Every Event Has a Home
When you produce a message to StreamHouse, it doesn't just vanish into the cloud. It follows a precise, deterministic path: from your producer, through an agent's memory buffer, into a compressed binary segment, and finally into an S3 object where it will live with 11 nines of durability.

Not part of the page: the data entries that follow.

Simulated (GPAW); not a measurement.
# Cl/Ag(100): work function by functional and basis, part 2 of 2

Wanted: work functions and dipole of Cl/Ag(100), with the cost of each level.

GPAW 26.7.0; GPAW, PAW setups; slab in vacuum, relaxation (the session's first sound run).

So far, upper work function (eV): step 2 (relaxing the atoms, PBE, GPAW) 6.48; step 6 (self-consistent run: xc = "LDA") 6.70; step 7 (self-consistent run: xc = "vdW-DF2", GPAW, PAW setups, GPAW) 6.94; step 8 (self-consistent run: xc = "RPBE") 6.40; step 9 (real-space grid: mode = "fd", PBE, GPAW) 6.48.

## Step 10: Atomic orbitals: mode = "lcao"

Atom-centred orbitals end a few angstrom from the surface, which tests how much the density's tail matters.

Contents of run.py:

This post walks through exactly what happens to your bytes at every step.
The Storage Hierarchy
StreamHouse organizes data in four levels:
Records → Blocks → Segments → Partitions
│ │ │ │
Single ~1MB ~64MB Ordered
event batches S3 files log
Records are individual events — a key, value, timestamp, and optional headers. Blocks group ~1MB of records together for compression. Segments are the unit of storage on S3, typically 64MB containing many blocks. Partitions are the ordered sequence of segments that form a topic's log.
The Segment Binary Format
Every segment is a self-contained, immutable file with four sections:
┌─────────────────────────────────┐
│ Header (64 bytes) │
│ - Magic: 0x5348 ("SH") │
│ - Version: u16 │
│ - Flags: u32 │
│ - Compression: u8 │
│ - Created timestamp: i64 │
│ - Record count: u64 │
│ - Start/End offset: u64 │
├─────────────────────────────────┤
│ Block 0 │
│ - Compressed records (~1MB) │
│ - CRC32 checksum │
├─────────────────────────────────┤
│ Block 1 │
│ - Compressed records (~1MB) │
│ - CRC32 checksum │
├─────────────────────────────────┤
│ ...more blocks... │
├─────────────────────────────────┤
│ Sparse Index │
│ - Offset → byte position │
│ - One entry per block │
├─────────────────────────────────┤
│ Footer (16 bytes) │
│ - Index offset: u64 │
│ - File CRC32: u32 │
│ - Magic: 0x454E ("EN") │
└─────────────────────────────────┘
The header is read first to verify the file and understand its contents. The footer is read to locate the index. The index maps offsets to byte positions so consumers can jump directly to the block containing a target offset without scanning the entire file.
Record Encoding
Inside each block, records use varint encoding and delta compression for maximum space efficiency:
┌─────────────────────────────────┐
│ Record │
│ - Offset delta (varint) │
│ - Timestamp delta (varint) │
│ - Key length (varint) │
│ - Key bytes │
│ - Value length (varint) │
│ - Value bytes │
│ - Header count (varint) │
│ - Header entries │
└─────────────────────────────────┘
Instead of storing absolute offsets and timestamps, we store deltas from the previous record. A sequence of offsets like [1000, 1001, 1002, 1003] becomes [1000, 1, 1, 1] — varints that encode in a single byte each.
Why LZ4?
We chose LZ4 as the default compression algorithm after extensive benchmarking:
- JSON payloads: 4.3x compression ratio, 3.2 GB/s decompression
- Protobuf payloads: 1.4x ratio, 3.8 GB/s decompression
- Text logs: 8x ratio, 2.9 GB/s decompression
LZ4 decompresses at nearly memory bandwidth speed, which matters because consumers need to decompress segments on every read. We also support Zstd for workloads where storage cost matters more than latency — it achieves roughly 2x better compression at 5-10x slower decompression.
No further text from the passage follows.